This article comes from Entrepreneur.
Your company’s communication solutions should work together to reach employees, clients, partners, and the general public seamlessly. Three techniques can help you implement the right technologies to bring those solutions together.
If Karl Benz had needed to literally reinvent the wheel, we might never have seen the automobile. The same principle holds true when using tech to improve your company’s communication and workflow.
Take the growth of augmented reality and virtual reality, for example; International Data Corporation predicts that 99.4 million AR and VR headsets will ship by 2021. While “AR is groundbreaking,” admits Saagar Govil, chairman and CEO of Cemtrex, Inc., “that does not mean businesses should necessarily use it to break ground. Instead of inventing entirely new processes that incorporate the technology, AR should be used to augment existing ones whenever possible.”
So find ways to use the technology that aligns with processes you already have in place. Conduct meetings virtually to include more employees and clients when communicating new procedures. Or implement AR/VR tech for training purposes, such as when General Electric Healthcare introduced virtual reality into its training program.
If you want a productive team, you need a motivated team, and praise for a job well done definitely motivates employees. Yet 63 percent of employees don’t feel that they receive enough recognition for their work, according to Officevibe’s “State of Employee Engagement” report. That’s too bad, considering the same report found that employees value praise even more than they value gifts.
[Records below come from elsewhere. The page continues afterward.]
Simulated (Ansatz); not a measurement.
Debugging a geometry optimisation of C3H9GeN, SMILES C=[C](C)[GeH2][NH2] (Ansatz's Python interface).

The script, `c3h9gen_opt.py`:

Communicating praise is key to giving your team members the encouragement they crave and the motivation they need. Fortunately, there are several tech solutions to help you improve those efforts. For instance, 15Five includes a “High Five” feature that lets employees (and managers) recognize their colleagues for great work on a specific project or for just being a sunny presence in the office. Not that there aren’t occasional hitches to this; Ben Eubanks, the principal analyst at Lighthouse Research and Advisory, notes that “the biggest problem companies say they have when introducing recognition technology is the hurdle of getting employees to use it.”
The best way to clear that hurdle is to refer back to tip number one and augment processes that are already in place. For example, certain recognition apps can be integrated into messaging platforms, such as Disco for Slack, giving everyone the ability to spread the love from within a platform they’re already using. Leading by example will naturally aid in this effort as well.
Whether it’s about an employee’s performance or the progress of a particular initiative, providing real-time feedback is another vital communication skill. When changes within the company are imminent or at least being considered, the ability to get feedback is just as vital. Like motivation, feedback loops should be a natural part of your internal messaging platform.
Most common messaging platforms can be enhanced with employee polling and survey apps such as SpeakUp, which offers interactive ways to garner feedback instantly from across the company. Every participant, whether a manager or an employee, can post ideas or propose solutions to problems, and everyone can comment and vote on them. If you need to communicate directly about a specific project, you can create private channels dedicated to feedback for that project only. Making feedback a naturally integrated aspect of your communication platform will give every employee a voice in the decisions that matter most.
If you can’t communicate well, you can’t do much else well, especially in business. Take advantage of the wide range of business tech solutions available to make sure the communication processes in your company are firing on all cylinders.